2017 Travels travel blog

Carpes boondocking at San Antonio (NM) city park

After 270 days in Arizona Carpes finally head out

Crossing the Continental Divide in New Mexico

Hatch NM is home of some great chilies...

... and restaurants to match

Vista on I 25

Another beautiful view

How many remember Ralph Edwards' radio show?

We visited the Very Large Array (VLA)

VLA's very impressive Visitor's Center

Some of the VLA's 27 25-meter (83') dish antennae

A closer view of the dish antennae

"Arty" shot with azure sky

Detail of mechanism needed to move/aim dish

Another "gear head" shot of the gears 'n stuff

The base of a dish

Dish with people gives an idea of how huge they (the dishes)...

Dish transporter

The VLA control room

A "visitor" from ???

A view of Carpe Diem from the road

Fri, 05 May: Cinco de Mayo greetings to all...

In honor of Cinco de Mayo we thought we'd so something appropriate. So, we went to Mexico, well, New Mexico!

We spent a very restful nite at the Willcox AZ Elks Lodge. Despite being a short distance from a busy Southern Pacific main line the trains didn't bother us as Willcox has a no whistle ordinance. So they made rumbly noises but no honking.

We were up early and enjoyed a relaxing breakfast. After getting the coach ready for travel we checked Carpe Dinkum's brakes and lites. Since we didn't unhitch the car that was all we needed to do.

Bob rolled wheels at 0845 and we headed east on I 10BL four or so miles till we merged back with I 10 itself. We were about forty miles from the New Mexico border so within the hour we finally got our coach and car out of Arizona. We entered Arizona 02 Aug of last year, which means they've been in the state for 270 days (about nine months). We, of course, were out of the country for five of those months visiting Austrasia, but our vehicles were becoming Arizonians. Today we disabused them of that.

A short distance east of the state line we crossed the Continental Divide, which means were east of something or other. We switched drivers at a nice rest stop between Lordsburg and Deming. This rest stop allows overnite parking and even has a separate area that would be perfect for that.

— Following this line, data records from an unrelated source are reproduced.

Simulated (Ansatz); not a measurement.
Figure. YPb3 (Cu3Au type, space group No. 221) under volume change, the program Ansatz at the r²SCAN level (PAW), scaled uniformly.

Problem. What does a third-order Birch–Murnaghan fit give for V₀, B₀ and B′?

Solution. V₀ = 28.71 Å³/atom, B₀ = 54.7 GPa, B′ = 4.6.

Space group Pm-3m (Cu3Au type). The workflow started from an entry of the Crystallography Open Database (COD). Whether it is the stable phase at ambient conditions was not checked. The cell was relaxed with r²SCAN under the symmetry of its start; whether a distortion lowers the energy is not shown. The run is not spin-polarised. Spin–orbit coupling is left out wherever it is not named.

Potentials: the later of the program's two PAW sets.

Sandi took us into Deming where we left the Interstate for NM 26, a nice two lane road that runs northeast from Deming to Hatch. That cuts the corner and precludes going to Las Cruces. At mile marker 10 on NM 26 we pulled into a closed truck scale for lunch. It was a lazy one, almost an hour. We are getting sooooo into this retirement thing.

Another thirty some miles on NM 26 got us to Hatch, one of our favorite towns simply for the fact that they grow Hatch Chilies. We didn't stop (this time!) but picked up I 25 north. Another driver swap and Bob took us in the final leg to the small town of San Antonio NM.

We are boondocking at a city park adjacent to the fire station. It is a huge level lot with nothing (and nobody) around. Driving into New Mexico moved us from MST to MDT, so we "lost" an hour. So, when we finally called it quits for the day it was after four local time. That's getting close to Happy Hour! Nevertheless, today's run was a long-for-us 279 miles with an overall fuel economy slightly north of 8 mpg.

We plan to stay here two days while we use this as a base for visiting the Very Large Array. More about the VLA anon...

Sat, 06 May: As planned, today we drove the car to the Very Large Array (VLA) Radio Telescope". This has been a minor "bucket list" item and the time was NOw!

The VLA is one of the world's largest radio telescope that consists of 27 huge dish antennae that are interconnected simulating one gargantuan dish. Each dish is 25 meters (83') in diameter and weighs 230 tons. They can be arranged along an inverted "Y" pattern to simulate an antenna up to 22 miles in diameter. Special transporters move each dish along 43 miles of railroad track to create a configuration that performs each task. Today they were all clustered fairly close together so we could see all 27 of them.

The data are fed from each dish using fiber optic lines to a central control room where a special purpose computer crunches the numbers and creates the desired results. The control room is staffed 24/7 and controls the dish positioning as dictated by the scientist/astronomer.

We took a tour that included a visit to the control room and view of the computer room. We were then left to our own devices and were able to wander around and even stand under one of the giant dishes. It was well worth the 61 mile drive (each way) and we encourage you to view the pix we've posted.

We are now back at the coach riding out a very windy afternoon. The temp is in the eighties, but the wind is keeping it reasonably comfy. At this altitude (4,000'+) it cools down very nicely and should be in the fifties overnite (we ran the heat this morning).

Tomorrow morning we'll drive eighty-some miles to the Albuquerque Elks Lodge where we hope to score one of their sites.